Retirement Fun
John Norberg, humor columnist s

I am retired. I call it the afterlife. For most of your life you struggle and work and hurry and rush. And then it's over.

I'm now on the other side. And it's heaven.

Since I retired in August one of the most frequent questions I am asked is "what are you doing with your time?"

Interestingly, that's the same question my boss always asked me when I worked.

I tell people today the same thing I told my boss when I was working: "Oh, I'm very busy."

I have never say what I'm busy doing. I just say I'm busy.

As a retired man I could be busy around the house painting walls, cutting and installing ceiling trim, organizing the garage, cleaning the furnace room, getting all the junk out of the attic.

Or, as a retired man I could be busy napping.

I'll let you guess which one I'm busy doing. But I will tell you I used to be busy at work with the same thing I'm busy doing today.

I have found some fun ways to use my time.

I used to hate getting up early to go to work. But now I enjoy getting up early and going outside for a little drive. Every weekday I get in my car about 7:30 a.m. and drive around the streets of Lafayette and West Lafayette at 10 miles per hour, making sure to drive right down the center if there are two lanes.

When I get held up at a stoplight I take a nap and sleep right through the red and the green.

This is great fun for a retired guy like me with plenty of time on his hands. You should see how crazy the working people get when you hold them up on their morning rush like this.

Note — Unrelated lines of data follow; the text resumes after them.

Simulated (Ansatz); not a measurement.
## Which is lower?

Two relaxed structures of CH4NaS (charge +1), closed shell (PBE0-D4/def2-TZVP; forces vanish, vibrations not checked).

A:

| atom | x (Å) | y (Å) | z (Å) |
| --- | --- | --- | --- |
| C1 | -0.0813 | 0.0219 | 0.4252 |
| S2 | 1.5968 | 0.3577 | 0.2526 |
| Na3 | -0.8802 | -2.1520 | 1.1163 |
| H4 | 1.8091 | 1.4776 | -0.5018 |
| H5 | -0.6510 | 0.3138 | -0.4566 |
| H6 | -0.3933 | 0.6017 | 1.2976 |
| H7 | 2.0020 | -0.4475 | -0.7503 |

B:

This is what I do for entertainment.

Christmas is probably the most fun time to be retired and go to the stores because those of us who are no longer working have all the time in the world to get our shopping done.

The other day I was in a check out line with about 35 people behind me. I could tell they were working people. They had that desperate "I have too much to do" look on their faces.

Clerk: "Did you find everything sir?"

Me: "How nice of you to ask. Well, let's see I have about 20 things in my carts here. I found most of them okay but some of the toy shelves were a little picked over and I think it would be better if you reorganized the store so all the things I needed weren't in the very back. Also . . ."

Clerk: "Yes sir. But you found what you wanted. It was kind of a hypothetical question. People usually just say 'yes.'"

Me: "Well, I can't say yes. I didn't really find everything I wanted. You know at Christmas what we really all want is health, happiness and peace and I notice you don't sell a lot of that here."

Clerk: "Sir, the line behind you is getting a little impatient. Why don't we just get you checked out?"

Me: "Check out. You know, that's what the doctor said to me the other day when I went in for my check up. He said, 'let's get you checked out.' Have you ever had a lower leg rash? Let me tell you it's no Ho, Ho, Ho experience . . ."

Clerk: "Sir, the people behind you are all turning red."

Me: "Well, that is nice. Red is the spirit of Christmas isn't it. Did I tell you about the last time we put up a real Christmas tree and it fell over? Spilled sappy, dirty water all over the new carpet and put quite dent in the couch. My wife said . . ."

Clerk: "Can I call your wife to come and get you?"

Me: "No, she told me to get out of the house because I was driving her crazy. I don't think she's ready for me to come home just yet. She said something about coming back after New Year. She's a wonderful woman. She makes the best French Toast at Christmas made from French bread and then she . . ."

Clerk on loudspeaker: "Security to Register Three."

Me: "Is there a problem? You know when I used to work when we had a problem before we called security we always tried to settle things peacefully. I remember one time . . ."

Clerk: "Sir, you'll be glad to know there is no longer a line of people waiting behind you. It would be more accurate to call them a very angry mob and they're about to get violent. I’m calling security for your own safety."

Me: "Well, it's important that we all have a safe Christmas and reach the New Year healthy and well, isn't it. I was telling my granddaughter just the other day, 'the real meaning of Christmas is . . .'"

Clerk: "Okay, sir. I've put all your stuff through the scanner. It comes to $198.58. Would you please pay and leave. Just swipe your credit card right there, sign and we'll be done."

Me: "Of course, of course. I'm going to pay. But I'm not going to use a credit cards. Let me get my wallet out and see what I've got. Where did I put that wallet? I'm always forgetting things. Here it is in my back pocket. What do you know? I'm sure I have enough. Let me just count it out. Okay, there's one dollar, two, three, four . . . "

Clerk: "Do you have anything besides ones?"

Me: "Yes, I have several thousand pennies I'll also be using. But first I want to get rid of all this dollar bills. They're making my wallet so fat I can't I sit down right. Here we go, five, six, seven . . . You know, my grandchildren used to love it when I'd give them dollar bills. I remember one time . . ."

Frantic, frustrated, angry man behind me: "I'll pay his bill with my credit card if you'll just get him out of here right now."

That was a very generous Christmas season kind of thing for him to do! I thanked him and accepted his kind offer and went out the exit just as the riot police were rushing in the entrance.

What really impressed me about this store was that the check our clerk was such a nice, friendly young lady.

So I told myself right then and there that I really had to go back to the store the next day so I could talk with her again.